DistributedArrays.jl icon indicating copy to clipboard operation
DistributedArrays.jl copied to clipboard

Arrays with Missing Hunks

Open r-barnes opened this issue 7 years ago • 11 comments

Is it feasible that DArray could support distributed arrays in which pieces are missing?

For instance, say I have the following:

X X    X
X X X X
X X

where each X represents a dense portion of an array and the blanks represent a portion which can be modeled as representing a single value throughout.

In my mind, DArray has some sort of address table and, when it does a lookup, it could note the gap and return an appropriately formatted response using the constant value.

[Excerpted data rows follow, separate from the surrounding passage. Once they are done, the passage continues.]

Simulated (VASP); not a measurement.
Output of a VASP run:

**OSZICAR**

r-barnes avatar Oct 01 '18 18:10 r-barnes

Hm yes, that seems feasible. Sounds like you would want to use something like a https://github.com/JuliaArrays/FillArrays.jl, the only problem is that we don't support heterogeneous chunk-types. #170 as an example is actually about ensuring that the chunk-types by construction are consistent.

It might be feasible to do promote to a joint super-type, but that might break other things like similar. So yes feasible in theory, but not yet in practice.

vchuravy avatar Oct 01 '18 18:10 vchuravy

Just for reference: for the data I'm currently working with it's the difference between 700 GB and 2 TB of RAM.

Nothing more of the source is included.